I'm stuck on Exercise 3.70 from Kristopher Tapp's Differential Topology of Curves and Surfaces:
Let $S$ be a connected oriented regular surface. Suppose there exists a line $L \subset \mathbb R^3$ that intersects all normal lines to $S$ (that is, for every $p \in S$, the trace of the normal line $t \mapsto p + t N(p)$ intersects $L$). Prove that $S$ is a portion of a surface of revolution.

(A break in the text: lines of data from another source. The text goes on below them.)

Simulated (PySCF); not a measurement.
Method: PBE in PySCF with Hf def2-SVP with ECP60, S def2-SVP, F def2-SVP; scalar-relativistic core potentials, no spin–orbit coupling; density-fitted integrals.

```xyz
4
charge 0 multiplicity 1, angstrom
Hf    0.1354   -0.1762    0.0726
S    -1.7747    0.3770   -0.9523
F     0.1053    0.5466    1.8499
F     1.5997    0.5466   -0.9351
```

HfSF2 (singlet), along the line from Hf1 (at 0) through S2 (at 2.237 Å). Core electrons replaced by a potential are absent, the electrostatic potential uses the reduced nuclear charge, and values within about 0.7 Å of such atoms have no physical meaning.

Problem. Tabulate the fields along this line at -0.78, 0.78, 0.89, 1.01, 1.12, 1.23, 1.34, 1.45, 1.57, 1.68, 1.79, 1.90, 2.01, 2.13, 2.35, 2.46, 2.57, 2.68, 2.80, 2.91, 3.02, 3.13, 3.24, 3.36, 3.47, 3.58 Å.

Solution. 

I was able to show that every point $p \in S$ has a neighbourhood in $S$ whose intersection with the plane perpendicular to $L$ through $p$ is a circle with centre on $L$ (with the help of part (i) in this question: How to solve this questions about regular surfaces?):
Note that we further require $L$ not to intersect $S$. First, suppose $L$ is the $z$-axis and let $p = (p_1, p_2, p_3) \in S$. Then $p + s N(p) = (0, 0, z)$ for some $s \in \mathbb R - \{0\}$ and some $z \in \mathbb R$, so $N(p) = (-p_1 / s, -p_2 / s, (z - p_3) / s)$. Note that $\langle(-p_1 / s, -p_2 / s, 0), N(p)\rangle = (p_1^2 + p_2^2) / s^2 \neq 0$, so $(-p_1 / s, -p_2 / s, 0) \notin T_pS$. Thus, either $e_1 \notin T_pS$ or $e_2 \notin T_pS$, and so by Exercise 3.48, there is a neighbourhood $V$ of $p$ in $S$ that is the graph of a smooth function of one of the following forms: $x = f(y, z)$, or $y = f(x, z)$, respectively. Define the curve $\gamma: I \to V$ by $\gamma(t) = (f(t, p_3), t, p_3)$ or $\gamma(t) = (t, f(t, p_3), p_3)$, respectively. Then $\gamma'(t) = (df_{(t, p_3)}(1, 0), 1, 0) \neq 0$ or $\gamma'(t) = (1, df_{(t, p_3)}(1, 0), 0) \neq 0$, and $\gamma(I) \subset p + \operatorname{span}\{e_1, e_2\}$. Conversely, if $(x, y, p_3) \in V$, then $x = f(y, p_3)$ or $y = f(x, p_3)$, and so $V \cap (p + \operatorname{span}\{e_1, e_2\}) \subset \gamma(I)$. We claim $\gamma$ is a portion of the circle centred at $(0, 0, p_3)$ through $p$. For each $t \in I$, let $\mathfrak n(t)$ denote the projection of $N(\gamma(t))$ onto $\operatorname{span}\{e_1, e_2\}$. Then $$\langle\mathfrak n(t), \gamma'(t)\rangle = \langle N(\gamma(t)), \gamma'(t)\rangle - \langle N(\gamma(t)), e_3\rangle \langle e_3, \gamma'(t)\rangle = 0$$ and $\gamma(t) - (0, 0, p_3) = -\frac{\lvert\gamma(t) - (0, 0, p_3)\rvert}{\lvert\mathfrak n(t)\rvert} \mathfrak n(t)$ for all $t \in I$. Thus, $$\frac{d}{dt}\langle\gamma(t) - (0, 0, p_3), \gamma(t) - (0, 0, p_3)\rangle = -\frac{2 \lvert\gamma(t) - (0, 0, p_3)\rvert}{\lvert\mathfrak n(t)\rvert} \langle\gamma'(t), \mathfrak n(t)\rangle = 0,$$ and so $\lvert\gamma(t) - (0, 0, p_3)\rvert$ is constant.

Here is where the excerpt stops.